MORE than 100,000 Aussies, fed up with paying through the nose for petrol, are planning to boycott service stations next month but experts say the nationwide strike won’t work.

Almost 60,000 people have committed and a further 60,000 are interested in a national fuel strike organised on Facebook by Queensland grandmother Sabrina Lamont, who started the strike after rising petrol prices forced her to give up her beloved outback teaching job.

But as the strike continues to gather steam, the nation’s motoring bodies are calling on Australia’s millions of drivers to take a different tack, insisting exorbitant fuel prices are out of Australia’s control.

Instead of boycotting service stations on just one day — October 26 — motoring bodies say drivers should vote with their wallets every day of the year.

NRMA spokesman Peter Khoury said he understood drivers’ frustration at petrol prices — the highest they’ve been in more than four years — but said the best way to push prices down was to shop around.

In NSW, drivers can use the NRMA app to see real-time fuel prices in their neighbourhood and similar technology is on its way in Queensland, Victoria and South Australia.

“Often you’ll find petrol stations a few kilometres apart with a gap of around 30 cents a litre, that’s huge. That’s the real way to make a dent in petrol prices — by taking your money to cheaper stations,” Mr Khoury said.

He said a number of factors outside of consumers’ control affected fuel prices.

“I understand the public’s desire to want to change something but the challenge we face in Australia is the factor that’s made petrol prices the highest they’ve been in 4.5 years are largely global,” Mr Khoury said.

Global sanctions placed on Russia and Israel and the war between Saudi Arabia and Yemen have impacted oil prices, factors Australia has “no control over”, Mr Khoury said.

Since July last year, there’s been a 44 per cent increase in oil prices per barrel and the Aussie dollar has also taken a hit.

“It’s important that oil companies don’t use those situations to increase profit margins and the ACCC (Australian Competition and Consumer Commission) has already called them out on that,” Mr Khoury said.

Australasian Convenience and Petroleum Marketers Association chief executive officer Mark McKenzie questioned whether the boycott would actually make an impact.

“The question from us is, will it have any impact or will it just shift business from the day before or to the day after,” Mr McKenzie said.
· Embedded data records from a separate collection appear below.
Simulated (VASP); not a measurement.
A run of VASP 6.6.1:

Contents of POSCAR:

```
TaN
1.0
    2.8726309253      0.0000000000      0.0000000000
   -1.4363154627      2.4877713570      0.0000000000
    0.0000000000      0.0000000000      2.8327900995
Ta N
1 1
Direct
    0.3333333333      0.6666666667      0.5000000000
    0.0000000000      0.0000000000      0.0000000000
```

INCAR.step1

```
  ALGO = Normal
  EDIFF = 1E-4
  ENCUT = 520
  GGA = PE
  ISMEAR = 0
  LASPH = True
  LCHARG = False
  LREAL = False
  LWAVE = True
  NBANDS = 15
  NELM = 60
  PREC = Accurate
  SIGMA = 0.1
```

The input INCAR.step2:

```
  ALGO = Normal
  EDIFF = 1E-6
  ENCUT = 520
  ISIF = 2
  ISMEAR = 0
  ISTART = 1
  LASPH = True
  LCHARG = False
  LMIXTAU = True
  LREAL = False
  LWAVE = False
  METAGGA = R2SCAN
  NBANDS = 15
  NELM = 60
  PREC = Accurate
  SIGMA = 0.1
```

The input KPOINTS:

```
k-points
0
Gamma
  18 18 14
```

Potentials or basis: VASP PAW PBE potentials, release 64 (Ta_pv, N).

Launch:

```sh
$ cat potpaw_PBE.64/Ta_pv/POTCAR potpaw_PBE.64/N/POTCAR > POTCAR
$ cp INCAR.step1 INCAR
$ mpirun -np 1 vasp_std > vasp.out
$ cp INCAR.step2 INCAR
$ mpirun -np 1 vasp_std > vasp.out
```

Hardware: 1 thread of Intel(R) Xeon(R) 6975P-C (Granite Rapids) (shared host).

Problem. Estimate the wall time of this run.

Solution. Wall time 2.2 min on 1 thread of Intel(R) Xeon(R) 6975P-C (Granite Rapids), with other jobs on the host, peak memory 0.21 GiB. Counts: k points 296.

“Retailers are buying the petrol for around 1.40 a litre and then it costs 10 to 12 cents to retail. Talk to any business in the country and they’ll tell you costs are higher than they were a year or 10 years ago.”

Petrol prices in Australia’s capital cities are the highest they’ve been in more than four years and with school holidays starting, families are doing it tougher than usual.

“The cost of living is high and people are hurting, we know that but we’re largely helpless to these overseas factors so we need to look at local solutions,” Mr Khoury said.

Ms Lamont, who has called for the strike to be extended for the whole weekend after more than 100,000 people showed their support, said the October boycott won’t be the end.

“We will do this every month until we are listened to and prices come down and stay that way,” Ms Lamont told News Regional Media.

“The government must reduce tax on fuel — it’s theft and greed. It’s sad to see so many people hurting.”

The federal government takes 49.9 cents a litre on excise tax and in addition to GST, the government pockets a little over 50 cents a litre.

But Mr McKenzie said the boycott would instead hurt someone else — the 7000 small business owners who run the nation’s petrol stations.

“One risk of this is if it really starts to impact on the revenue of small business, they’ll have to make the decision of whether to swallow the loss or try to recover it by increasing the price of products. The consequence could defeat the whole purpose and force retailers to push up petrol prices anyway,” Mr McKenzie said.

“They’re seeking to punish local businesses for the actions made by international oil producers.”

Queensland’s peak motoring body RACQ encouraged motorists to adopt a similar tactic of boycotting pricey stations every day of the year.

“It’s completely understandable that drivers are frustrated by the high fuel prices we’ve seen in recent months, and while one-off stunts like this may give motorists a feeling of empowerment, unfortunately, they’re unlikely to make a difference in the long-term,” RACQ spokeswoman Lucinda Ross said.

The national average price of unleaded petrol rose 0.6 cents last week to 152.8 cents a litre, according to the Australian Institute of Petroleum, while Adelaide drivers had the most pain at the bowser with a price of 157.9 cents — up 5.9 cents in a week to the highest since January 2014 and the nationwide average is 21.7 per cent higher than a year earlier.

Nonetheless, the Australian Competition and Consumer Commission says there is a greater diversity of petrol retailers compared to 15 years ago, which helps limit the impact of price increases.

“New retailers entering the market, for example, can have a positive impact on competition as businesses fight for market share,” ACCC chair Rod Sims said.

“This can help bring down prices, as we have recently seen in the Cairns petrol market.”

Major brands including Caltex and BP, which refine and wholesale petrol as well as sell it at retail, made up 83 per cent of ACCC monitored sales in 2002/03.

In 2016/17, that share of the market had fallen to 38 per cent.

Large chains 7-Eleven, United, Puma Energy and On The Run more than quadrupled market share over the period, rising from 6 per cent to 25 per cent.

Limits to docket discounts following ACCC intervention, as well as changes to supermarkets’ business arrangements, contributed to a decline in Coles’ and Woolworths’ market share since 2012/13.

“For many consumers, price is the most important factor when determining where to buy petrol,” Mr Sims said. “More players in the market means more options of where to buy petrol.”

Global Benchmark Brent crude jumped overnight to a four-year high above $US80 a barrel after Saudi Arabia and Russia ruled out any immediate increase in production despite calls by United States President Donald Trump for action to raise global supply.